Here's a little trick I came up with in order to properly fit countersunk screws, to what might not
be particularly precisely placed holes. I took an old plain steel buttonhead screw, and very lightly
turned the underside of the head; I grooved most of it, then lightly chamfered the outer edge, to
make a sharp ridge, which was concentric to the threaded body of the screw.
Then just install it in each location in turn, keeping plain bolts with soft washers in
all the other locations so the plate doesn't shift.
The "ring" it cuts then clearly shows whatever offset there might be between the
hole in the panel and the threaded hole on the chassis.
After that, it's a simple matter to clamp the plate down, either to the mill table, or the drill press that has an
X/Y table and simply, carefully, cut-and-try 'til the circle the cutter makes is concentric to the marked ring.
Next, one of the main reasons for the mod was the headstock oil dripped through the chip tray and soaked the
drive belts. The chip tray mod helps control that but there's still lube from the drive assembly itself that needs to
be contained, so I'd made rails into which I could slide a pan to catch the drippage.

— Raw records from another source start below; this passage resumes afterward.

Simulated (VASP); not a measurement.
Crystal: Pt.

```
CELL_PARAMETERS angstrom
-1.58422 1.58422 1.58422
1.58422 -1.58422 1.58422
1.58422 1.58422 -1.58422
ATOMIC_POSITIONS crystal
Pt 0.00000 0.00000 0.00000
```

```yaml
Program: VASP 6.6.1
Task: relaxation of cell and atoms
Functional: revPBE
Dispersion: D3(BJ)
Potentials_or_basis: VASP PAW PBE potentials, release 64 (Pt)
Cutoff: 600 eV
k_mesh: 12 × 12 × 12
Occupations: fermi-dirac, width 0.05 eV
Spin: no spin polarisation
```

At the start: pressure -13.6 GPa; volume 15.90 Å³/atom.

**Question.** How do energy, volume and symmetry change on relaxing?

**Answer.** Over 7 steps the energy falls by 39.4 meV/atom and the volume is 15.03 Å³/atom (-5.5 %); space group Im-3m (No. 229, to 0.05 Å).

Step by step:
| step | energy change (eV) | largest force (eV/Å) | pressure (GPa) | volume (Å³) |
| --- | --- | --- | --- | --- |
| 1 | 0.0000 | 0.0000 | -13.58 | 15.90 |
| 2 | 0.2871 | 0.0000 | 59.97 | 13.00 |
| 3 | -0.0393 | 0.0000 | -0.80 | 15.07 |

I was never able to find a
commercial baking pan or plastic dish/tray that would fit well, I whipped up some measurements, cut out
a chunk of spare sheetmetal, and bent up a perfectly-fitting drip pan:
I threw in one layer of industrial oil-sorb
pad to help control the oil even more, and finally I don't have to keep a pile of kitty litter under the headstock.
The new drip tray then needed an access cover, fitted with more countersunk screws.
Now, since I'd gone that far, I figured it was finally time to install the front cabinet door, which
I'd made back when I did the frame upgrades.
I'd been unable to find decent hinges that fit,
so I scribbled up a quick design and made my own.
And those, bolted into place...
Finally closes in most of the cabinet base properly.
Surprisingly enough, I was able to find the kitchen cabinet spring latch I'd bought two summers ago for this door,
so I spent a bit of time today getting that set up.
The latch is a standard kitchen-cabinet spring-roller
arrangement, and simply attaches to the side post with a couple 8-32 screws:
I wanted the mounting screws to be hidden- at least, not visible on the outside of the door.
But I also didn't want to mount the handle right up at the very edge of the door, so I made
this dog-leg catch. The handle on the outside will cover up the mounting screw.
The handle itself is custom milled, a rounded T-shape that sort of emulates the shape of the hinges.
And, all together, adjusted and latched: I'd made the grooves in the catch a little steeper- more hooked-
than the stock catch, so while it closes smoothly and easily, it takes a bit of a good tug to open.
Nice and secure, zero vibration. And apart from paint, it's done!